Telemetry client by carole-lavillonniere · Pull Request #58 · localstack/lstk

carole-lavillonniere · 2026-03-02T14:19:10Z

Adds a telemetry client that fires a single cli_cmd event when lstk start runs (this is merely to not have deadcode. Defining telemetry is still WIP PRO-210)

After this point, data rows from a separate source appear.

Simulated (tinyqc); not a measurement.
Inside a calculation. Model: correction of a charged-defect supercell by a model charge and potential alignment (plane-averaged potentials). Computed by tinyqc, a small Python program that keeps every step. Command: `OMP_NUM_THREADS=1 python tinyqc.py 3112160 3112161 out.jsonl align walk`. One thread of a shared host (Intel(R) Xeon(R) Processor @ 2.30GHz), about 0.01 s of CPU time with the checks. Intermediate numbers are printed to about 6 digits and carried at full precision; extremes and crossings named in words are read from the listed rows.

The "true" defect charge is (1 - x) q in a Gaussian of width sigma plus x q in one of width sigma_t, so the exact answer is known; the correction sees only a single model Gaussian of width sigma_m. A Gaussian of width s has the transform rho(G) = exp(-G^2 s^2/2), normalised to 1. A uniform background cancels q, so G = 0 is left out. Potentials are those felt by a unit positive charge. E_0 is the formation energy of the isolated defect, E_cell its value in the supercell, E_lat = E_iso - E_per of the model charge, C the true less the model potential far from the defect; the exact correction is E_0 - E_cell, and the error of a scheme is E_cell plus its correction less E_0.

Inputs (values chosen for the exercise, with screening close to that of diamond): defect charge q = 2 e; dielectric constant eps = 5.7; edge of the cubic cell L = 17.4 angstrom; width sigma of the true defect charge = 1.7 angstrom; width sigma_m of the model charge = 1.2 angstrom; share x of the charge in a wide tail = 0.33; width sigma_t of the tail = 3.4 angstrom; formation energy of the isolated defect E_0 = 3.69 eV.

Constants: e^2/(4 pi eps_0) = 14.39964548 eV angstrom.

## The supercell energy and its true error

Enriches every event with version, os, arch, is_ci, machine_id (persistent uuid stored in the lstk config dir), a per-session UUID (ultimately one session ID per command), a X-Client header with value lstk/v2
Can be disabled when LOCALSTACK_DISABLE_EVENTS=1
Sent in a background goroutine with a 3s timeout so a slow/unreachable endpoint never blocks
Flushes on exit so that the event is sent even when the command returns early

✔️ Tested

Ran analytics-backend locally and observed:
{"timestamp": "2026-03-03T12:08:38.280", "level": "INFO", "threadName": "Dummy-8", "process": 1312488, "name": "analytics.core", "message": "record_events: Event(name='cli_cmd', metadata=EventMetadata(session_id='6ec424b8-0196-4815-83b7-2ae45e2d6146', client_time='2026-03-03 11:08:28.019701'), payload={'arch': 'amd64', 'cmd': 'lstk start', 'is_ci': False, 'machine_id': '5df95f6a-6dc0-4449-9ea8-f0f1b23b8f7c', 'os': 'linux', 'params': [], 'version': 'dev'})"}

carole-lavillonniere · 2026-03-03T12:27:18Z

cmd/root.go


 func runStart(ctx context.Context, rt runtime.Runtime) error {
+	tel := telemetry.New()
+	defer tel.Flush()


TODO: create one telemetry client per run/command.
For this we need to re-work our dependency injection (coming in a subsequent PR).
Then we can easily flush after a command finishes, in PersistentPostRun.
However we need to investigate if/how to still send the event when calling os.Exit(1) (which we do on error)
since it kills the process before any post-run hooks fire.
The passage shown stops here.